A Touch of Death by Charles Williams
Tags: crime-fiction, noir,
Williams is one of the great underappreciated American crime writers of the 20th century. A Touch of Death, first published in 1953, bears the hallmarks of many of his other works: a down-and-out guy around thirty years old who’s not as smart as he thinks he is, a very smart and practical woman who’s more interested in getting things done than in sticking anyone else’s ideas of morality, and a seemingly simple caper that turns out to be vastly more complicated than it first appears.
Lee Scarborough, a former football player who is nearly broke as the story begins, accepts a proposition from a woman named Diana James, whom he’s just met. She wants him to drive a few hours north to the small Texas town of Mount Temple, sneak into the home of the wealthy Madelon Butler, and steal the $120,000 in cash that Ms. Butler’s late husband embezzled from the bank.
Scarborough has an easy enough time getting into the Butler mansion, but as he searches for the money, he sees signs that others have been there before him, apparently searching for the same thing. Well, wait a minute, he thinks. What happened to those people?
He then discovers there’s another person in the house that was supposed to be empty. Madelon Butler is in her bedroom, drunk and listening to classical music on a phonograph. In a minute, it gets worse as Scarborough discovers he’s not the only prowler in the house.
We’re only in chapter three at this point, and our protagonist is already in way over his head. I won’t give away what happens from there, but Scarborough’s problems get a lot worse, especially when Diana James unexpectedly reappears. Scarborough begins to understand that he has unwittingly walked into the middle of a feud between two sharp and ruthless women who truly hate each other. And he has the perfect mix of desperation, false confidence, poor judgment and greed to make his situation a whole lot worse.
One aspect of this book that is unusual for the crime/noir genre is that there is no sex or even sexual attraction between the criminal protagonist and the femme fatale who assists him on his path to self-destruction. Lee Scarborough and Madelon Butler genuinely dislike each other. Ms. Butler never reverts to sex appeal to manipulate people. She’s smart enough to get what she wants by simply outthinking everyone.
As the plot continues to thicken, we watch Mr. Scarborough try to think his way out of the hopeless checkmate position that Madelon Butler has maneuvered him into. The sense of the ever-tightening noose makes this book reminiscent of Jim Thompson’s work, though where Thompson is the better psychologist of perversity, Charles Williams is more ingenious at constructing an endlessly twisting plot and a devastatingly effective femme fatale.
Madelon Butler, unlike many women in the noir genre, is no underworld tramp. She’s cool, well educated, and exceptionally articulate. When Scarborough asks her why she killed her philandering husband, she says:
I had borne his other infidelities, but when he calmly decided that I was going to support him and his paramour for the rest of their lives, I just as calmly decided he was going to die.

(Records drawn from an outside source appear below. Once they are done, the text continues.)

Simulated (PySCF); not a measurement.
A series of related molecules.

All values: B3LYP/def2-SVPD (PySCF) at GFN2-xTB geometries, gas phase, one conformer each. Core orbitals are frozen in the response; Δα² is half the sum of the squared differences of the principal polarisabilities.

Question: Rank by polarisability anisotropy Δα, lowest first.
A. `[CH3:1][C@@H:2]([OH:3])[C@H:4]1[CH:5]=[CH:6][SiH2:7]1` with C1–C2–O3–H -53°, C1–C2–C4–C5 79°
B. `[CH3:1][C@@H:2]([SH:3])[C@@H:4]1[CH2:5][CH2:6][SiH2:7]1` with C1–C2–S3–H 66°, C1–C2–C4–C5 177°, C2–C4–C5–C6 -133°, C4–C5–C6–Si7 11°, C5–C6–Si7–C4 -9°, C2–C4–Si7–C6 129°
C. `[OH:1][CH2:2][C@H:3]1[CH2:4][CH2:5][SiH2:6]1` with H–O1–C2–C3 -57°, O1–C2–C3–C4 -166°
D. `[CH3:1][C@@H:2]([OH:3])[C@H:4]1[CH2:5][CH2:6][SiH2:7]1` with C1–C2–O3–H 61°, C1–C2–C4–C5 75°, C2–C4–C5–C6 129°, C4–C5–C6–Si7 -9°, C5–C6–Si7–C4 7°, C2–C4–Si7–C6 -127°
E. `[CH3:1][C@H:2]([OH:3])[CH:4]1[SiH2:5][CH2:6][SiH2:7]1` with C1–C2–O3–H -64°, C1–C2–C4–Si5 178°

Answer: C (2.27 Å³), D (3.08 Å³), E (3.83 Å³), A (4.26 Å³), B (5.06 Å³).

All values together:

Though the opening chapters of the book are a little clunky, and some of Scarborough’s early decisions tax the reader’s credulity, the ever-thickening plot of the story soon makes up for those shortcomings. As the web of current and past events becomes more and more dense, the reader feels Scarborough’s world spiraling out of control. We feel his growing sense of paranoia, his sense of entrapment, and the full unraveling of his mind.
Though I don’t think this is Williams' best work, it’s still a very good read. If you find yourself liking this book, check out an even better work of his, The Hot Spot.